Monday, Jun. 17, 1929

Fly Caster

If the rangy cadets of St. John's Military Academy at Delafield, Wis., are very, very good boys this summer, apart from their religious duties of attending evensong five times a week and chapel on Sundays, they will learn quite a lot about fly-and bait-casting. For last week that famed itinerant casting-expert "Smiling Bill" Vogt said definitely that during July & August he would show St. John's cadets how he works. He has signed a performance contract with Col. Roy Felton Farrand, St. John's graduate and president.* "Smiling Bill" Vogt is a hulky six-footer with a tongue glib to romanticize about the outdoors. Years ago he used to fish a lot and yarn a lot. Now he fishes for spells and lectures for hours. He has written a book, Bait-Casting, published by Longmans, Green in ordinary and de luxe binding. He is about to publish another. "Smiling Bill" Vogt is one of those rare men who have almost precise coordination of sight, thought and movement. He has a powerful wrist and a leathery thumb which let him dispense with reel brakes, drags or level winding devices. He can hold a fish even if its fight bends his rod nearly double. At 75 feet with a fly-rod and line he can slice a peeled banana or flick ashes from a cigaret. At 50 to 150 feet, aiming at 2-in. blocks bobbing in water, he has scored eight hits to seven by a crack rifle shot. With both bait-and fly-casting tackle he has caught muskrats, beavers, porcupines, coons, gophers, gulls, woodpeckers, quail, loons, bitterns, mud-hens. Because game-fish judge bait principally by sight rather than smell, he has cast an onion and caught a fish. He has caught bass with carrots, parsnips, beets, frankfurters, potatoes, corn-on-cob, string beans, cherries.

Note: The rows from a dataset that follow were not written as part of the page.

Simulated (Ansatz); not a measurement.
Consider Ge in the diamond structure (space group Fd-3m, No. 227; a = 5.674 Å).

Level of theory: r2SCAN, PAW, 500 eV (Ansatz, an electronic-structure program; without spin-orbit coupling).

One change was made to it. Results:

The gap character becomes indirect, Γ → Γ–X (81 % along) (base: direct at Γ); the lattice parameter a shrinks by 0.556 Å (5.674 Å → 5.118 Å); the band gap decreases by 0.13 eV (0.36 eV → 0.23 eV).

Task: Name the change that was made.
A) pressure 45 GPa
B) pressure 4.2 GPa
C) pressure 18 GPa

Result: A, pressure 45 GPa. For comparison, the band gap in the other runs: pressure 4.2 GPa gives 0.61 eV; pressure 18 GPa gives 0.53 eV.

At an airdrome in Wichita, Kan., skeptics once doubted that he had really snared ducks flying at 100 m. p. h. 50 to 100 ft. above the ground. To an airplane he tastened a 50-ft. cord, a 1-ft. string, an old black sock, 18 in. long, 4 in. in diameter. The plane then swooped in an arc 100 ft. above him, the sock streaking out behind it. With a 5 1/2-ft. bait-casting rod and a line with a nine-hook plug, he hooked the sock and jerked it from the string on three out of five tries.

* Not to be confused with any of the other pedagogic Farrands (see p. 51).